Chinese destroy British opium leading to the First Opium War

3 June 1839
On 3 June 1839, Lin Zexu, an imperial commissioner of Qing China, ordered the destruction of illegal opium imports, which were being smuggled in increasing quantities by British traders. China had banned the import of opium in 1800, but until 1839, traders had been able to purchase supplies from the British East India Company’s auction market at Calcutta and then ship it to Chinese ports without any effective interference. As a consequence, the number of addicts in China soared and, by the late 1830s, may have reached as many as twelve million. The London Evening Mail, reflecting in 1839 on the state of addiction in China, reported that ‘there is no slavery on earth to name with the bondage into which opium casts its victim. There is scarcely one known instance of escape from its toils, when once they have fairly enveloped a man,’ adding that ‘there is in opium once indulged in, a fatal fascination, which needs almost superhuman powers of self-denial, and also capacity for the endurance of pain, to overcome.’1
With the full backing of the Daoguang Emperor who ruled China, Lin seized over twenty thousand chests from British traders. Amounting to over one million kilos, it took 23 days to dispose of it all by adding lime and salt into the opium and then flooding the mixture with sea water. The British press was, at least initially, almost unanimous in its fury, declaring that the ‘wretched Orientals’ were acting unlawfully by seizing the merchants’ property without compensation and detaining British merchants. Typical was an editorial in the Yorkshire Gazette insisting that ‘such conduct cannot be palliated’ and that ‘these barbarians should be taught to respect the rights and property of those who trade with them.’2 Similarly, a reader of the Manchester Courier explained in a letter to the newspaper that ‘they (the Chinese) have committed a barefaced robbery. The government of this country will, it is to be hoped, call them to account in a summary manner,’ and he recommended that ‘such signal punishment be now inflicted upon them as shall teach them a lesson for the future.’3 The Taunton Courier concurred
‘Either our merchants must reside at Canton holding their heads at the will of every mandarin who walks up and down the streets, or else these miserable Asiatics must be taught that if they touch the hair of an Englishman’s head, they do it with the certainty of an English broadside rattling among their crockery houses within half an hour afterwards…’4
The opium smugglers, encouraged by such support, demanded compensation from the British government, but parliament determined that it was the Chinese government who should pay for the loss and, in the spring of 1840, Britain dispatched an expeditionary force of sixteen warships. An Irish commentator, writing in the Dublin Weekly Herald, expressed his astonishment at the ruthlessness of the military response.

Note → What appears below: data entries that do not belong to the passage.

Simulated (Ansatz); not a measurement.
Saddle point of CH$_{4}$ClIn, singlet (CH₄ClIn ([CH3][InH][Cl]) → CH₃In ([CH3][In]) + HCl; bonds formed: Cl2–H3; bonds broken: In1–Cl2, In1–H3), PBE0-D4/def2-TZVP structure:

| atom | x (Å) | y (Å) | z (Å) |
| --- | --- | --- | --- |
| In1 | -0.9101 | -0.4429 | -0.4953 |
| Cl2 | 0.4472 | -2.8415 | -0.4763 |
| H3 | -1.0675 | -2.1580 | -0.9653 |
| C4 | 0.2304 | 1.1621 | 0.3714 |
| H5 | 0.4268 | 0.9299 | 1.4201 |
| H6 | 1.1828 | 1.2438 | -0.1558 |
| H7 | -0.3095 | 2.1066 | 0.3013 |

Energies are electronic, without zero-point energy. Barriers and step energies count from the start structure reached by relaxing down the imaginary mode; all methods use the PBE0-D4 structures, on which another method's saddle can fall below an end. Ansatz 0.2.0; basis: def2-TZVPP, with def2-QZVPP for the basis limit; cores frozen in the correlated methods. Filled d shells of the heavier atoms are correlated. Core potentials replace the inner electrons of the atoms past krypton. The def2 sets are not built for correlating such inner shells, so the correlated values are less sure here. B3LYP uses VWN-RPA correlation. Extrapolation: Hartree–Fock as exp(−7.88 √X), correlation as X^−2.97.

‘For half a century the English merchants have been gradually feeding the steadily increasing taste for opium in China, as if their object was to poison the population and to get possession of their land; and terrible as such an idea is, it is borne out by…. the threat to blockade the Chinese ports, and to declare war against the Emperor unless the smugglers be compensated – compensated by the very government whose laws, and most just laws, they have most disgracefully violated.’5
FOOTNOTES
- ‘Opium Trade,’ The Evening Mail, 21 August 1839, p. 3.
- ‘The Opium Trade,’ The Yorkshire Gazette, 23 November 1839, p. 7.
- ‘Correspondence,’ The Manchester Courier and Lancashire Advertiser, 12 October 1839, p. 5.
- ‘Recent Events in China,’ The Taunton Courier and Western Advertiser, 28 August 1839, p. 3.
- ‘The Opium Traffic: Rumoured Blocakde of the Chinese Ports,’ The Dublin Weekly Herald cited in The Freeman’s Journal, 17 December 1839, p. 4.